H. Rap Brown’s Black Leadership And Opportunists ::: Highlighting Chapter Ten Of “Die Nigger Die!”

H. Rap Brown opens up Chapter Ten of “Die Nigger Die!” by outlining his thoughts on leadership, in general, and his becoming Chairman of SNCC in particular.

 

Even though the press began projecting me as a “Black Power leader” and all that kind of mess, I knew that it didn’t matter what position a dude had, it didn’t mean he was a leader, even if he had the title of Chairman or President. The leader might be a dude in the organization who ain’t got no title, no office. When I was head of SNCC, that’s all I was. I was not a leader of Black people. I had a public platform because I was Chairman of SNCC and therefore what I said got heard by a lot of people. But I don’t think I can articulate the sentiments of Black folks any better than the brothers and sisters did in Detroit. I’m just in a position where maybe I can explain what the brother is talking about, because there’re a lot negroes who don’t understand. That does not mean leadership.

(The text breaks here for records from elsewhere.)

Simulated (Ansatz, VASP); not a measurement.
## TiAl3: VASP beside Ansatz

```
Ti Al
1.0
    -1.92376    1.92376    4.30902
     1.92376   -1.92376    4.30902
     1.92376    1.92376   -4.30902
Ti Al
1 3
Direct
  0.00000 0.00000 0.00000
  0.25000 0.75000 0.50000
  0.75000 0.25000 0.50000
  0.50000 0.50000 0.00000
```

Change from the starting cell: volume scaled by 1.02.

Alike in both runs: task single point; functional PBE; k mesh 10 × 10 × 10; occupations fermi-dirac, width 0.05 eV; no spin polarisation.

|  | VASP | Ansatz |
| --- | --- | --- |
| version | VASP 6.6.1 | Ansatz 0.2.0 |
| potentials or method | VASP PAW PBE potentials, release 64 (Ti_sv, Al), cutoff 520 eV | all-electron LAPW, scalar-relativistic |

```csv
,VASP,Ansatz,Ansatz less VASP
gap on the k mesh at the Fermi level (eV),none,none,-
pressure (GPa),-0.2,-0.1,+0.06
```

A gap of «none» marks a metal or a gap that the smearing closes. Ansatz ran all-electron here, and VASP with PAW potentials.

“Die Nigger Die!”, H. Rap Brown, pg. 99

 

H. Rap Brown segues into his time being extradited on Federal charges. He details how a phone call to SNCC legal advisors led him to be ambushed by FBI agents at an airport on his way to turn himself in. He continues:

 

They put me in the city jail in Alexandria and when the Black community got the word they came down to the jail. I heard a lot of noise and I didn’t find out until later that they had come down there and were willing to break me out. And who stopped them? The militants! The so-called revolutionaries! “Don’t you see all them guns?” Well, the people saw all the guns. If they could’ve broken in there and gotten me out, I was for leaving with ’em. But the militants were out there stopping the revolutionary process. That showed me where the militants were at. If the revolution is abortive, it’ll be because of them. They’re the people who talk the most and when it comes time for action, they won’t shut up. They gon’ stop the people.

“Die Nigger Die!”, H. Rap Brown, pg. 103-104

 

I think it is important to address H. Rap Brown’s distress here. I am not sure how this book was written, but it definitely unfolds like a diary or journal. In its initial chapters, H. Rap Brown frames US Blacks in a very binary manner. As his experiences and thus praxis expands and is more informed, this worldview also alters. No longer is his stance on “Negroes” that sole fuel of his ire. We now see a more politically sophisticated and specific pain point being pronounced. There are members directly involved in “movement” space who despite whatever motives, are detrimental to that movement. While H. Rap Brown states in so many words that these persons talk too much, it is not his main concern. I think his more salient point here is that these persons do not have as central agenda those decisions and vision of those people they are representing.

 

Half of the Black “militants” ain’t nothing but a bunch of potheads, bootleg preachers and coffeehouse intellectuals. They are caught up in that whole identity thing. They just discovered that they were Black, because they were working so hard all their lives to be white. They’re further away from being revolutionaries than the poor people who are not militantly political. But the coffeehouse intellectual, the Black militant, thinks he’s political because he reads Fanon. Books don’t make revolutionaries.

“Die Nigger Die!”, H. Rap Brown, pg. 104

 

It must be noted, H. Rap Brown writes this based on his direct involvement with personalities associated with 1960s activism and protest. His framework for critical assessment of movement types is now taking shape. Not only is every Black person not immediately a political ally, political allies with platforms must also be scrutinized heavily.

 

[…]I contend that the Black people who burned down Watts and Detroit don’t have to read. These cats have lived more than the intellectual has read. So they are political by having learned from their existence. Oppression made these cats political. The militants spend all their time trying to program white people into giving them some money. “The man” has created a new type of Tom. They are wiling to be anything, as long as they can be Black first. Black capitalists, Black imperialists, Black oppressors–anything, so long as it’s Black first.

“Die Nigger Die!”, H. Rap Brown, pg. 104

 

H. Rap Brown furthers this here by defining “revolutionary” and “politically active” by one’s experiences, not simply what books one can quote. Throughout this chapter, his main theme centers revolutionary action as a process of people being self-determining, not leaders, or authorities dictating personal visions. I do not personally hold this same definition of “revolutionary”, but my definition does share his where it expresses a need of concrete direct action and engagement with state authorities(or those authorized by that state).

 

This last point addressed by H. Rap Brown is also pertinent. He includes in his definition of “negro”, thus “assimilists”, those involved in activism and protest spaces that are driven my identity politics. In his revolutionary ontology, those Blacks that are driven by a need to have Black representation and “Black firsts”, are also opportunists and assimilists.